Sure, same steps as:
https://github.com/ratt-ru/CubiCal/issues/221#issuecomment-428390409
should do it. Although if you want I can delete the MS as they are and re-make the averaged ones. The current ones will AFAIK have the broken flags.
Yeah if you can re-make an averaged one, that'd be great. And give me a command for replicating the plot above.
Thanks, remaking now, will comment again when the new MS are cooked.
Raised by @IanHeywood here: https://github.com/ratt-ru/CubiCal/issues/211#issuecomment-417711651
I can see part of the problem. When auto-initializing BITFLAG from FLAG, I mark the BITFLAG column with an "in progress" keyword. When a run is successful, this keyword is cleared. The overly bright idea was, if a run is interrupted when the column is in a half-filled state, cubical knows it has to go reinitialize it the next time it is run.
Due to sheer stupid oversight on my part, the keyword is not cleared when cubical is run in single-CPU mode. So each time it proceeds to reinitialize it all over again. If one of the runs happens to flag 99% of the data (due to user error, or other bugs in madmax or solver flagging, for example), these flags then end up in the "legacy" flagset (rather than "cubical"), at which point we're all screwed.

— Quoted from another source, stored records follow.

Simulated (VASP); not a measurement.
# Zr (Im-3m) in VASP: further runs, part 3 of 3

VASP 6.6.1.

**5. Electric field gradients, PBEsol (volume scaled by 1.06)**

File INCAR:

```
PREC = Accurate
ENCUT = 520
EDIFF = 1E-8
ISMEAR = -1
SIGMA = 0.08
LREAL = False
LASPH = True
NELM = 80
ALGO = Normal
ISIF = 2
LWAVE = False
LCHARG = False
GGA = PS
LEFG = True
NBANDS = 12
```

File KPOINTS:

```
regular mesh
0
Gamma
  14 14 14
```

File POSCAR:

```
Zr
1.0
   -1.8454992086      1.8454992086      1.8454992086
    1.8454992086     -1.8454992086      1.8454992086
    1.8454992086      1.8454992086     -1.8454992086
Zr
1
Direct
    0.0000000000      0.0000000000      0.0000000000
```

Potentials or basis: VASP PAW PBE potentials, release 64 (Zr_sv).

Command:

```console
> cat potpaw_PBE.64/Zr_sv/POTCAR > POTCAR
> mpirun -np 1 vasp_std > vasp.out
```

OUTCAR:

OK, so fixing the bug and clearing the right keyword is simple enough, but I wonder if this whole design isn't misguided on my part. There's still the possibility of the user Ctrl+C'ing the first auto-initializing run, and leaving BITFLAG in a partly-filled state. What must cubical do on the next run? After the Ctrl+C, the MS is in the following state:
BITFLAG is only partially filled (part of it is filled, with the "legacy" bit containing a copy of FLAG/FLAG_ROW before the run, and the rest of the column in an undefined state)
The start of the FLAG column may be overflagged (since it contains a combination of "legacy" and "cubical" flags), while the rest of the column is still in its original state.
At this point, throwing away BITFLAG and re-populating it from FLAG (which the auto-init code does) is clearly the wrong thing to do. But what's the right thing?
Bomb out with a fat error message and let the user recover manually? (But how?)
Bomb out with a fat error message unless a special "proceed anyway" command-line option is given?
Try to keep track of how many BITFLAG rows have been initialized, and do something smart? I'd prefer to do this, but trying to do something smart is what got me into this pickle in the first place...
Prohibit auto-init of BITFLAG and changing of FLAG in the same run? (I.e. only allow it to change FLAGs when it knows a proper BITFLAG column is in place)? That may be the safest, but it does mean running cubical twice (at least the first time 'round) before any solver/madmax flags can kick in.
Thoughts, anyone?